During my Basic Bible Course, I became interested in missions as I always heard about unreach people group in our country especially the tribal group. When I turned to freshman, I took up missions major because I wanted to reach out people whose in their lives never heard the Gospel yet. After I finished my study, God led me to a Church where I met native people that belong to AITA tribe in Northwest Luzon. That was a great start, a taste of what I longed for! On the other hand, God exposed me to another group of people, the Japanese young people. It was my first time I met Japanese, and they were quite a lot, a number of twenty to thirty-one young people each batch four times a year.
In the beginning, my attitude was so indifferent towards them because I learned that they are not Christians. The first thing that came up to my mind was that what was going on in there, why those Japanese non-Christians were there? Why unbelievers and not believers who are passionate in helping our orphans. In addition to this, I didn’t really like Japanese people because of what they did in World War II. A lot of Filipinos were being killed by the Japanese soldiers and many Filipinas were being raped. Plus the fact that there are a lot of Filipina entertainers today in Japan are experiencing hard time with Japanese.
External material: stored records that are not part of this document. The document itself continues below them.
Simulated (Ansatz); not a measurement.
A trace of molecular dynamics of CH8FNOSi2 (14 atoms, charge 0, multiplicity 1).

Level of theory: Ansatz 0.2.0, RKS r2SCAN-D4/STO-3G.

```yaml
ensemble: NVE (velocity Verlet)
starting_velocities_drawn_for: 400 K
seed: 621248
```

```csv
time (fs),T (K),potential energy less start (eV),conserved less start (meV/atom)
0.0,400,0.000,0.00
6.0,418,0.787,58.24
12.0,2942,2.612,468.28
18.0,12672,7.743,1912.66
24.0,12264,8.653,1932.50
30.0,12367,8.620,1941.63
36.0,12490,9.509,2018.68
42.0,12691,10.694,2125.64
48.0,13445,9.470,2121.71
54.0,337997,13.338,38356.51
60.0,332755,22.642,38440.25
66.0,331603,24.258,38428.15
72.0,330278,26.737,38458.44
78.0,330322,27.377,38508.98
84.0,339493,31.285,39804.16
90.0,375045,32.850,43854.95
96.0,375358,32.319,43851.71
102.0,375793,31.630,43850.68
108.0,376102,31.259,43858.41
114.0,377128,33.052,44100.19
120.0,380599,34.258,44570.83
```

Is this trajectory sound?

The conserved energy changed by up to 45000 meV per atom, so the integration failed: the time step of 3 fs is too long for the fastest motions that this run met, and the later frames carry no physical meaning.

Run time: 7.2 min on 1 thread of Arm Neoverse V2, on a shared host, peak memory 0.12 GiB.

But God answered me and spoke to me by means of how they behaved and how they worked along with us. As I got to work with them, I learned that they feel sorry about what Japanese soldiers did to our countrymen in World War II that’s why their organization in Japan sent them here as an act of restitution to what their countrymen did to us. As I observed them how they do their work, I learned that they are hard working people even in their young age. They are well discipline, enthusiastic, cheerful, and friendly; they love kids. As I talked with them, I learned that they are loyal and law avider. These facts gave me a second thought about them. I remember what the Bible says about the fruits of the Holy Spirit in Galatians 5:22, 23. Their characters and attitudes are somehow manifesting the fruits of the Holy Spirit, but the thing is that they are not Christians. Many of them don’t even know that there is a living God who created everything on earth and up in heaven. I also learned that many of them don’t even embrace their own religion, and more than 99% of Japanese people are not Christians and to many the Gospel is unheard.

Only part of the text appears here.